DOD tackles information security in the cloud

DOD officials are determining how to make mandatory cloud computing work for the military's security needs.

The move to cloud computing has been a long time coming, and the federal sector has been slow to get on board with virtualized services. However, government agencies are facing compulsory use of cloud computing, and at the Defense Department, officials are determining how to make it alongside the military's security needs.

Federal CIO Vivek Kundra released a 25-point plan in December for reforming government IT, and it included a requirement that agencies adopt a cloud-first policy for new IT deployments.

For DOD, the plan boosts efforts to overcome cultural and policy problems and technological barriers associated with information sharing and joint capabilities, officials say.

“We believe that initiatives such as the federal CIO’s plan to reform federal IT are accelerating DOD toward cloud computing and shared enterprise service,” said Dave Mihelcic, the Defense Information Systems Agency's chief technology officer.

However, cloud computing problems are numerous, beginning with security. DOD handles a significant amount of sensitive data, a situation that complicates the migration of data — and control — to a server that resides off-site.

Because of the inherent security problems, DOD is considering running cloud computing in-house, with services managed by contractors or through commercial products and services. It appears that all of those options or a combination of them are likely to be part of military cloud computing.

DISA is choosing a private cloud, which could eventually be available across DOD, that contracted services will support, Mihelcic said.

“In order to secure not only our classified data but also our official-business sensitive but not classified data, we are implementing a private cloud to support these requirements,” Mihelcic said. “This private cloud is under positive DOD control, hosted in our secure Defense Enterprise Computing Centers, managed by appropriately cleared and certified personnel, directly connected to the DOD’s enterprise networks and securely configured to meet DOD's Security Technical Implementation Guides.”
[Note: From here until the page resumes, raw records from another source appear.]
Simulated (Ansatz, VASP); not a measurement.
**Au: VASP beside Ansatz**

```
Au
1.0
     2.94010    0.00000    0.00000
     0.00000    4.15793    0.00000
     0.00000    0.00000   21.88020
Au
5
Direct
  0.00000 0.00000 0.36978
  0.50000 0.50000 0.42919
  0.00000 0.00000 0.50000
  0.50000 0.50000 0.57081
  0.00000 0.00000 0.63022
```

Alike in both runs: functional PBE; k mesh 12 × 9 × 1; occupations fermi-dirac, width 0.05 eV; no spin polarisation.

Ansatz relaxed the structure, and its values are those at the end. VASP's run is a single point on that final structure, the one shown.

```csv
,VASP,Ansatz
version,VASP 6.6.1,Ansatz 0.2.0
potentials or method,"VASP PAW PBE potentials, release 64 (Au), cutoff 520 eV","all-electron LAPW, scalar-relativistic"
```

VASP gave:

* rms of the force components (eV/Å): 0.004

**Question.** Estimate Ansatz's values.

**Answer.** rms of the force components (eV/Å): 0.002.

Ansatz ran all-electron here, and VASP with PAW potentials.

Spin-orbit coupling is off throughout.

Mihelcic said that to facilitate a public/private partnership, DISA is establishing secure interaction zones that provide a protective layer through which DOD partners can access information and services hosted in the department's private cloud.

Both cloud environments will require public key infrastructure authentication, and they eventually will also implement attribute-based access control. The two security controls “give us the ability to broadly share information while still limiting access to the appropriate set of users,” Mihelcic said.

The Army is also pursuing cloud capabilities. The Army Program Executive Office for Enterprise Information Systems will issue solicitations for the Army Private Cloud (APC2) program, which is intended to facilitate noncommercial enterprise application hosting, though the military service has not announced a schedule for the program. Contract opportunities to provide modular data centers, which could be deployed in theater, are also in the works, said Hari Bezwada, Army PEO-EIS portfolio integration officer and CIO.

"The Army has 160-plus installations and over 400-plus NIPR access points," Bezwada said. "Cloud computing is becoming one of the tools of getting control of those assets. APC2 and the containerized data centers will provide both fixed and tactical approaches to cloud computing."

Bezwada said he's floating the idea of a DOD IPv6 network built from the ground up specifically for military use. Such a plan could deal with security and bandwidth problems, which he said were the Achilles' heel for cloud computing.

But DOD must first overcome a culture that is averse to sharing, and that starts with proof that the system is working, Bezwada said.

“It’s an illusion to think data is less safe because there aren’t two Army guys sitting there with it. We have to prove successes so that people saying, ‘You can’t do this,’ can understand and get on board and no longer be barriers,” he said. “Success breeds success.”